Two days after the Socio-Economic Rights and Accountability Project (SERAP) sent a public appeal to President Goodluck Jonathan urging him to use his position and the country’s influence within the ECOWAS to urgently prevail on the Gambian authorities not to execute two Nigerians and over 30 Gambians on death row in the country, the President of the US, Mr. Barrack Obama and the United Nations condemned the execution of nine death row inmates by the government of The Gambia.
In his reaction, Obama who was speaking in a statement through the Spokesperson of the Department of State, Ms. Victoria Nuland, said that the United States is greatly concerned by the Government of The Gambia’s execution of nine death row inmates.
“We condemn the lack of transparency and haste under which these executions were effected and the apparent lack of due process in the proceedings leading to these death sentences” the statement reads in part.
The United States leader also called on the Government of The Gambia to ensure that its own internal laws are respected and followed, adding that the government of The Gambia should also uphold its international obligations under the International Convention on Civil and Political Rights and the United Nations Universal Declaration of Human Rights.
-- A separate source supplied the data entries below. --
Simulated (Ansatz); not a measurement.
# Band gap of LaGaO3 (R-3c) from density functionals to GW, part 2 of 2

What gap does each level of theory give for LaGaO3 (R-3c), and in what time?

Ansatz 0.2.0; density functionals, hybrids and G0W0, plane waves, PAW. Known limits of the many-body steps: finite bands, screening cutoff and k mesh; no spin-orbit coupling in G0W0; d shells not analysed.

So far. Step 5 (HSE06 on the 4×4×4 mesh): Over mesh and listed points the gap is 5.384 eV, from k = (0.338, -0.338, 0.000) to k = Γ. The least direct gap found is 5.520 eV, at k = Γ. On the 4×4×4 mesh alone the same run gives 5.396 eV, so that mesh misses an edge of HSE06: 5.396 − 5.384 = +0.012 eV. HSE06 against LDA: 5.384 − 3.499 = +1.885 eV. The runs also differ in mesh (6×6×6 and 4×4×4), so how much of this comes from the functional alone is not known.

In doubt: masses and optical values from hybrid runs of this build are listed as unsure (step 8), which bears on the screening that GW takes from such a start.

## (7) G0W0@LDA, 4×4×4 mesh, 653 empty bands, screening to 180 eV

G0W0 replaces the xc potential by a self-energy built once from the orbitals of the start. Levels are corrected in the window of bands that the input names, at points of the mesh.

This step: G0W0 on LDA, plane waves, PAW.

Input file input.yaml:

Obama also urged President Jammeh to immediately halt all executions in order to review all of The Gambia’s capital cases and ensure that they are in accordance with The Gambia’s domestic law and its international obligations
Also, an independent United Nations human rights expert strongly condemned the recent execution of nine people in the Gambia, and called on the Government to refrain from executing an additional 39 people reported to be on death row.
“This stream of executions is a major step backwards for the country, and for the protection of the right to life in the world as a whole,” said the UN Special Rapporteur on extrajudicial, summary or arbitrary executions, Christof Heyns.
The expert recalled that the country was at the forefront in the region’s efforts to abolish the death penalty in law and practice, with a moratorium on the death penalty for 27 years and the abolition of capital punishment for drug offences in April 2011.
The prisoners were shot dead by firing squad on Sunday, according to media reports that cited the country’s interior ministry. President Yahya Jammeh had reportedly vowed to kill all death-row inmates by mid-September.
Prior to the nine executions carried out on 26 August, the last official execution in the West African nation took place in 1985, according to a news release issued by the Office of the UN High Commissioner for Human Rights (OHCHR).
Mr. Heyns also voiced concern that death sentences were imposed in violation of major international standards, including the most serious crimes provisions.
“According to available evidence the trials did not meet due process safeguards,” he underscored. “The executions were carried out in secrecy, away from the public and from the families, and do not meet the requirements of transparency.”
Independent experts, or special rapporteurs, are appointed by the UN Human Rights Council to examine and report back, in an unpaid capacity, on specific human rights themes.